I’m back. I’m in my new apartment in Hollywood (where I belong) and happy to be out of the Valley. Let’s face it, the Valley is too hot and is filled with a lot of undesirables, and by undesirables I mean almost everyone. But moving? Wow! Is there anything worse than moving, except maybe diarrhea? I don’t think so.
I had to move out of my old apartment because I couldn’t take my dick head landlords anymore. I think they were trying to get rid of me so that they could raise the rent, and it worked. They actually tried to charge me for fixing my garbage disposal! Can you believe that? They obviously don’t know that I am really diligent when it comes to finding out if I can get screwed by someone legally or not, so I am prepared for battle if they try anything dirty (and I think they will because they’re dirty dick heads).
But here’s the good news; I have a much better place in a much better neighborhood and I have a pool now! And in case you didn’t know…I love to swim, so the pool is just icing on an already delicious cake, and I love cake. The manager of the new building is a cranky, little, old man who looks like he might die any day, so I gave him some Celestial Treats because what’s better when you’re dying, than candy?

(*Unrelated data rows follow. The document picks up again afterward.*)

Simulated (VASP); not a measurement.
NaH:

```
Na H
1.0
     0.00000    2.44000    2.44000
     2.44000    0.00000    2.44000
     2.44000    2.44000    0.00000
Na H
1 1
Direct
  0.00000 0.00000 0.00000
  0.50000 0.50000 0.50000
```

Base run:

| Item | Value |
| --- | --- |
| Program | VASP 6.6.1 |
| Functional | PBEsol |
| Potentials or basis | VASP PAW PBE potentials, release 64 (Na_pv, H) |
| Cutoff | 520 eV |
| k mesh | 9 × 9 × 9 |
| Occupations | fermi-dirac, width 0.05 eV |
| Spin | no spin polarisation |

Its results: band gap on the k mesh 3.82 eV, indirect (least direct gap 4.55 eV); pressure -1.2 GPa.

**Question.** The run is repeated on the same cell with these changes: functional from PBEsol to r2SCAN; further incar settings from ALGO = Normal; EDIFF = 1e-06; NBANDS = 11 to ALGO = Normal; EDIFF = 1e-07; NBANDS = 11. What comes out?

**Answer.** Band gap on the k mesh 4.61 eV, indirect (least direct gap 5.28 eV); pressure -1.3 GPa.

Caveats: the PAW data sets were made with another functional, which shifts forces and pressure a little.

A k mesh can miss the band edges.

By the way, the Rolling Stones played again last night at the Staples Center, and if I could have gone again, I would have! Do I even have to tell you how great they were? No, I don’t think I do because if you have a pulse than you probably know that they are not only the best band in the world, but put on a show like no one else. They played hit after hit after hit and Mick Jagger is an unbelievable entertainer, but not to be outdone by Keith Richards (my favorite), Charlie Watts, Ron Wood…and the rest of their incredible band and background singers. The show was amazing, other than when Gwen Stefani showed up to ruin Wild Horses. She sang out of tune and didn’t seem to know the lyrics that well. I wasn’t happy about it, in fact, I had one of those high school, mean girl moments where I turned to my sister and said, “What the hell is she doing here?” Then Mick Taylor, the guitar player who Ron Wood replaced, came on stage for Midnight Rambler. Excellent! If you have a chance to see them on this tour, DO IT!!
Back to moving…I bought a coffee table from Target and when I took it out of the box I realized how hard it would be to put it together, so I’m returning it. I can’t be bothered with reading directions and handling screwdrivers. What is with all this assembling bullshit? Christ! NOTHING should be sold without being already assembled. What do they think we are, fucking carpenters? 😀
Not to mention all the wires with electronics. Hooking up devices to other devices makes me want to kill myself, but I never end up killing myself, I hook up the wires, curse and drink and eventually figure it out. In the near future I want all of my devices to be wireless with just an “on” button. No more hooking up wires. NO MORE WIRES EVER!!
I hope you all got the Mommie Dearest reference, and if not, then promptly beat yourself with a wire hanger.
I hope all of you are having a splendid day thus far. You know, Americans don’t use the word “splendid” very often but the Brits seem to like it. You know why we don’t say it? Because it sounds weird coming out of an American’s mouth….unless you’re an old lady. Try to use this word once today and see if you get a weird reaction.
I dare you to tell someone to “have a splendid day”…. go ahead, do it!